On 08/15/2015 07:06 PM, rsw0x wrote:
On Saturday, 15 August 2015 at 09:30:48 UTC, Jonathan M Davis wrote:

On the whole, if you understand how a variable in C/C++/C#/Java works,
you understand how shared works. It's just that unlike C++, normal
variables in D are thread-local, and shared is protected against
interacting with them in a manner which violates that, and some
non-atomic operations are illegal to protect you from shooting
yourself in the foot.

So, the spec probably needs more information on shared in it, but
there really isn't much to put.

- Jonathan M Davis

I'm not looking to understand how it works, I want to know exactly what
the spec says which appears to be nothing.

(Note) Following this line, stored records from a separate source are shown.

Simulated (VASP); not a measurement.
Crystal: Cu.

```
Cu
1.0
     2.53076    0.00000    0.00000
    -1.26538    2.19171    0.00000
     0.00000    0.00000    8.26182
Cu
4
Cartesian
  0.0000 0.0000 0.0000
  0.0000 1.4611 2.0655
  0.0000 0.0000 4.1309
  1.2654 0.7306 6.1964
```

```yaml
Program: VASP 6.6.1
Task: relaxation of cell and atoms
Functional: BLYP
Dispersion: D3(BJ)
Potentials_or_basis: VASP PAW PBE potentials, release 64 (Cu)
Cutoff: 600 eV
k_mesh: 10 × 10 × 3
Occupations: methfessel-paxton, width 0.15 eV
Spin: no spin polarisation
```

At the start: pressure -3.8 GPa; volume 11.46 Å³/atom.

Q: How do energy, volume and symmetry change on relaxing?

Yup. One goal was sequential consistency of accesses on shared data, but this can be quite costly. I think the last thing I heard about it was that any questionable access using built-in operations will just be disallowed on shared data, and that the ordering of accesses has to be done manually by using suitable druntime functions.

TDPL's only mention of
casting away shared(13.14.4) is "if you are absolutely positive that the
[...] list is completely private [...] you can cast away shared and use
it without any regard to threads"

It says nothing on the legality of this, or if it's undefined behavior,

What this section is saying is that casting away shared and using such an object is defined behaviour as long as you can guarantee manually that there is no reference to that data accessible to a different thread.

so am I to assume that shared is at best a suggestion and not actually a
guarantee?

The main point of shared is that _absence_ of shared is a guarantee. Of course D's type system is not actually powerful enough to verify that guarantee in the common scenario when ownership of references is passed between threads.

Feels like an addition C++ would get.

Well, no. It is not a backwards-compatible addition.